Source code for ml4co_kit.task.base

r"""
Base classes for all combinatorial optimization tasks in ML4CO-Kit.

A **task** represents a single problem instance: input data, an optional candidate
solution (``sol``), and an optional reference solution (``ref_sol``). Subclasses
implement problem-specific encodings, constraint checking, and objective evaluation.
"""

# Copyright (c) 2024 Thinklab@SJTU
# ML4CO-Kit is licensed under Mulan PSL v2.
# You can use this software according to the terms and conditions of the Mulan PSL v2.
# You may obtain a copy of Mulan PSL v2 at:
# http://license.coscl.org.cn/MulanPSL2
#
# THIS SOFTWARE IS PROVIDED ON AN "AS IS" BASIS, WITHOUT WARRANTIES OF ANY KIND,
# EITHER EXPRESS OR IMPLIED, INCLUDING BUT NOT LIMITED TO NON-INFRINGEMENT,
# MERCHANTABILITY OR FIT FOR A PARTICULAR PURPOSE.
# See the Mulan PSL v2 for more details.


import uuid
import pickle
import pathlib
import hashlib
import numpy as np
from enum import Enum
from typing import Sequence, Union
from ml4co_kit.utils.pickle_utils import load_pickle
from ml4co_kit.utils.file_utils import check_file_path


[docs]class TASK_TYPE(str, Enum):
    """Define the task types as an enumeration."""

    # 1. Routing Problems (Routing)

    # 1.1 TSP Variants
    TSP = "TSP" # Traveling Salesman Problem
    ATSP = "ATSP" # Asymmetric Traveling Salesman Problem 
    OP = "OP" # Orienteering Problem 
    PCTSP = "PCTSP" # Prize Collection Traveling Salesman Problem
    SPCTSP = "SPCTSP" # Stochastic Prize Collection Traveling Salesman Problem
    
    # 1.2 VRP Variants
    CVRP = "CVRP" # Capacitated Vehicle Routing Problem
    CVRPB = "CVRPB" # B/MB: Backhauls and Mixed Backhauls
    CVRPL = "CVRPL" # L: Route Length Limit
    CVRPTW = "CVRPTW" # TW: Time Windows
    CVRPBL = "CVRPBL" # B/MB and L
    CVRPBTW = "CVRPBTW" # B/MB and TW
    CVRPLTW = "CVRPLTW" # L and TW
    CVRPBLTW = "CVRPBLTW" # B/MB and L and TW
    MTVRP = "MTVRP" # MTV: Multi-Task VRP (B/MB, O, TW, L) 

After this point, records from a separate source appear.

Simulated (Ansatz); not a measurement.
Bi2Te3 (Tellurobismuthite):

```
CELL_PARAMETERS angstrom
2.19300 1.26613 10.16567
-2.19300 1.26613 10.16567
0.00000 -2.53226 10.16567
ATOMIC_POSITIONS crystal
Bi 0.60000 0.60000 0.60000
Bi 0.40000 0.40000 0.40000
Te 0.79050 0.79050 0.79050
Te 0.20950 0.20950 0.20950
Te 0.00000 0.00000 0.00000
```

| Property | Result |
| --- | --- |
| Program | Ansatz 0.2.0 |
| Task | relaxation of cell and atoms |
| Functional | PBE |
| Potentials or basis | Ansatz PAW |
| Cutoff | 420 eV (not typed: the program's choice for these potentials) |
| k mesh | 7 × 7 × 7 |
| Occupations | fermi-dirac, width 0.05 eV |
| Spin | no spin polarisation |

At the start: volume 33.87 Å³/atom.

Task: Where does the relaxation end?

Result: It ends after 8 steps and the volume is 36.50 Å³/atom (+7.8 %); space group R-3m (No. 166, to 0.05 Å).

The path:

    # 2. Graph Problems (Graph)
    MCL = "MCl" # Maximum Clique
    MCUT = "MCut" # Maximum Cut
    MIS = "MIS" # Maximum Independent Set
    MVC = "MVC" # Minimum Vertex Cover
    
    # 3. Quadratic Assignment Problems (QAP)
    GM = "GM" # Graph Matching
    GED = "GED" # Graph Edit Distance
    KQAP = "KQAP" # Koopmans-Beckmann QAP
    LQAP = "LQAP" # Lawler QAP
    
    # 4. Mixed Integer Programming Problems (MIP)
    MIP = "MIP" # Mixed Integer Programming
    MILP = "MILP" # Mixed Integer Linear Programming
    LP = "LP" # Linear Program

    # 5. Portfolio Optimization Problems (Portfolio)
    MAXRETPO = "MaxRetPO" # Maximum Return Portfolio Optimization
    MINVARPO = "MinVarPO" # Minimum Variance Portfolio Optimization
    MOPO = "MOPO" # Multi-Objective Portfolio Optimization

    # 6. Boolean Satisfiability Problems (SAT)
    SATP = "SAT-P" # Satisfiability Prediction Problem
    SATA = "SAT-A" # Satisfying Assignment Prediction

    # 7. Electronic Design Automation Problems (EDA)
    EDAP = "EDA-P" # EDA Placement
    EDATDP = "EDA-TDP" # EDA Timing-Driven Placement
    EDAR = "EDA-R" # EDA Routing


[docs]class TaskBase(object):
    """Base class for a single combinatorial optimization instance.

    Parameters
    ----------
    task_type : TASK_TYPE
        Problem identifier.
    minimize : bool
        Whether the objective is minimized (``True``) or maximized (``False``).
    precision : np.float32 or np.float64, optional
        Floating-point dtype for coordinates and costs. Default is ``np.float32``.

    Attributes
    ----------
    sol : np.ndarray or None
        Current solution encoding (subclass-specific).
    ref_sol : np.ndarray or None
        Reference solution for benchmarking.
    name : str
        Unique instance name (UUID hex by default).
    cache : dict
        Optional cache used by solvers / optimizers.

    Examples
    --------
    >>> import pathlib
    >>> from ml4co_kit import CVRPTask
    >>> task = CVRPTask()
    >>> task.from_pickle(
    ...     pathlib.Path("test_dataset/routing/vrp/cvrp/task/cvrp50_uniform_task.pkl")
    ... )
    >>> task.evaluate(task.ref_sol)
    10.973...
    """

    def __init__(
        self, 
        task_type: TASK_TYPE, 
        minimize: bool,
        precision: Union[np.float32, np.float64] = np.float32
    ):
        self.task_type = task_type          # Task type
        self.minimize = minimize            # Whether to minimize the objective function
        self.precision = precision          # Precision
        self.sol: np.ndarray = None         # Solution
        self.ref_sol: np.ndarray = None     # Reference solution
        self.cache: dict = {}               # Cache (used for optimization)
        self.name: str = uuid.uuid4().hex   # Name of the instance
    
    def _check_sol_not_none(self):
        """Check if solution is not None."""
        if self.sol is None:
            raise ValueError("``sol`` cannot be None!")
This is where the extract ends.